OUTDOORS


  • Water the lawn no more often than necessary.  Do it early in the morning & avoid watering on windy or rainy days.
  • Don't use a sprinkler that sprays with a fine mist.
  • Use sensors & other technology to help sprinkler systems work more efficiently.
  • When washing your car, use water & soap from a bucket.  Use a hose with a shut-off nozzle for the final rinse.
  • Raise your lawn mower blade to the highest setting, especially during dry weather.
  • When landscaping, look for plants, shrubs, & trees that use less water.  Use a layer of mulch to reduce evaporation.

AROUND THE HOME OR BUSINESS

  • Maintain your water heater following the manufacturer's instructions.
  • Wash only full loads of clothing & set the washing machine to the proper water level.
  • Insulate hot water pipes.
  • Look for water-efficient filtration or softening systems.
  • Energy-efficient appliances are likely to be water-efficient, too.
  • Know where your master shut-off valve is located.  Be prepared to use it in case of a burst pipe or other emergency.

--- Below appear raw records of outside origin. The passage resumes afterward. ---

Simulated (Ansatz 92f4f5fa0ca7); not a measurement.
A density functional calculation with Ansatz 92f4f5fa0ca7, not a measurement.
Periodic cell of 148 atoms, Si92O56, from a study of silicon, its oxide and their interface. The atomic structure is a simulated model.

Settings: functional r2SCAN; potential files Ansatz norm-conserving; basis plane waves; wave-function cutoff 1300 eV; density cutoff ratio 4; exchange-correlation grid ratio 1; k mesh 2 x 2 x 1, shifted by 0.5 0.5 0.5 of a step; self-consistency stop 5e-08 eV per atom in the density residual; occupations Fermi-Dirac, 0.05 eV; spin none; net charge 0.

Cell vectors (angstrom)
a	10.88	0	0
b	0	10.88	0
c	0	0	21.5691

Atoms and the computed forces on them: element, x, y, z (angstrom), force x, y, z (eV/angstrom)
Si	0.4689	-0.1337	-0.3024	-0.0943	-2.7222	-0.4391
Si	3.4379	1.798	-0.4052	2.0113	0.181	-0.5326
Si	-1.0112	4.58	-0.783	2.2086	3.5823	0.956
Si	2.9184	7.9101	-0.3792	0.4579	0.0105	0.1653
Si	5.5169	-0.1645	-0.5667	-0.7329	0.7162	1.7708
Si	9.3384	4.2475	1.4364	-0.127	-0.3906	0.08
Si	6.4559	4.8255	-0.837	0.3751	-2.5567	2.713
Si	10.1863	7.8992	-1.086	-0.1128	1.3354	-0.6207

  • A water-efficient showerhead will pay for itself in a few months.
  • Install aerators on faucets.
  • Don't leave faucets running while brushing teeth or shaving.

IN THE KITCHEN

  • Run the dishwasher only when fully loaded.
  • Use the dishwasher's "economy" setting if possible.  Remember that hand-washing dishes may use more water than a dishwasher.
  • Garbage disposals use large amounts of water.  Consider composting food waste or putting it in the trash instead.
  • Do not use running water to thaw meat or frozen foods.  Defrost frozen food in the refrigerator or in your microwave.
  • ​If you run the faucet while waiting for water to get hot, collect it in glasses or a pitcher, then use the collected water for drinking, watering plants, etc.

IN THE BATHROOM


  • A toilet made before 1994 may use thousands of gallons more each year than newer models.  Consider installing a new toilet with the WaterSense label.
  • Use a "toilet dam," such as a small bottle filled with rocks.  Make sure it does not interfere with flushing mechanisms.  Do not use a brick.

FIND LEAKS & FIX THEM QUICKLY


  • Check faucets to make sure they don't leak or drip. If a faucet drips once a second, it can waste hundreds of gallons a month.
  • ​Remember to check outdoor spigots, as well.
  • Check each toilet for leaks by adding food coloring to the tank & waiting 15 minutes.  If the food coloring appears in the bowl before you flush, you have a leak.  Remember to flush so you don't stain the tank or bowl.
  • An unusually high bill may indicate a leak in your underground supply line.  The customer usually owns and is responsible for the part of the service line between the meter and the building.